Locked in a 20-pip range, falling US yield may power breakout
- AUD/USD in stasis as US stock futures decline.
- Weakness in US yields looks to be restricting downside.
AUD/USD is trading in a 20-pip range of 0.71 to 0.7120 for the ninth straight hour.
The 0.3% decline in the S&P 500 futures look to be capping the upside in the Aussie dollar. Meanwhile, the overnight decline in the US Treasury yields could be restricting losses near 0.71. The 10-year yield fell by six basis points to 1.028% on Monday, weakening the bid tone around the greenback.
Broader outlook bullish
With the Federal Reserve running an open-ended bond purchase program and markets expecting generous fiscal spending under Joe Biden‘s Presidency, the path of least resistance for AUD/USD appears to be on the higher side. The anti-risk dollar typically underperforms in global economic upswings.

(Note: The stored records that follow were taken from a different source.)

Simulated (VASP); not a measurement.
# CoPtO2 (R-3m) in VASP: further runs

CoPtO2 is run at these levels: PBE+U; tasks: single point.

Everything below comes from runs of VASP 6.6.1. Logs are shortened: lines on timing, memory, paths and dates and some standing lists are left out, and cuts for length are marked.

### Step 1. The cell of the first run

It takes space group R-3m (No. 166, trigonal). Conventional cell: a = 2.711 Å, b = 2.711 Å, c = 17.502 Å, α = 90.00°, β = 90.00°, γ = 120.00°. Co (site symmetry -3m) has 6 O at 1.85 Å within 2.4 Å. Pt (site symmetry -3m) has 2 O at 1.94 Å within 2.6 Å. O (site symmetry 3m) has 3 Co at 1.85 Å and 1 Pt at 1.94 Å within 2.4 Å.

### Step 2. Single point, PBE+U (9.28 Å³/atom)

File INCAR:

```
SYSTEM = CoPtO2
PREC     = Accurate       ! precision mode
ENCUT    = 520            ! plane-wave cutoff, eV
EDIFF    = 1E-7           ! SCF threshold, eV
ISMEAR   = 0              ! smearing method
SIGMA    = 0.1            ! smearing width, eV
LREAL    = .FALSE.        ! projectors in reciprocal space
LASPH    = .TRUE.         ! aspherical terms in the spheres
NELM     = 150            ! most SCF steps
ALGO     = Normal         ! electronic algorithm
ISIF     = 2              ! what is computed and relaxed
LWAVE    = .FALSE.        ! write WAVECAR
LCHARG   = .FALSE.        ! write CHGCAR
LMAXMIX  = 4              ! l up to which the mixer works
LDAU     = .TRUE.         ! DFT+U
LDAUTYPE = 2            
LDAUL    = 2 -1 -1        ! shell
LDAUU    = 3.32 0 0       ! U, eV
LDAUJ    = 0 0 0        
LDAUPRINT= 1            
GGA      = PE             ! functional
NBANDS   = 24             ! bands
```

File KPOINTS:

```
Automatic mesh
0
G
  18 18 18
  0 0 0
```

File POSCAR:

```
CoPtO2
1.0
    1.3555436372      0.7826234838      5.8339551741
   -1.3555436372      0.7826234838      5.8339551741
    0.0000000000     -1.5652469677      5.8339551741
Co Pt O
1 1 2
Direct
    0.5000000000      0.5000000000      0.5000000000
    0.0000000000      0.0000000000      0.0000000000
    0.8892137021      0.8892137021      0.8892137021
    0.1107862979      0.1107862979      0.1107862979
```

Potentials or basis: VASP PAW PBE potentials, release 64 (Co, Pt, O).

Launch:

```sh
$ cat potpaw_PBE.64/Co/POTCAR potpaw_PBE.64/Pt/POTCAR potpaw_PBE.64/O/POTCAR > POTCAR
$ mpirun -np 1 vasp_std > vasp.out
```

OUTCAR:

The greenback has already taken a beating since the March crash. AUD/USD has rallied from 0.55 to 0.78 in the past ten months.
However, in the short-term, potential rise in the US Treasury yields, the R(BA)‘s aggressive A$100bn QE program (with potential for more), ongoing pain for Australia’s tourism and education exports, and tensions with China could play the spoilsport, according to Westpac analysts.
The US 10-year yield rose from 0.9% to 1.17% earlier this month, putting a bid under the oversold greenback. Yields rose following the Democrats’ recapturing of Senate control.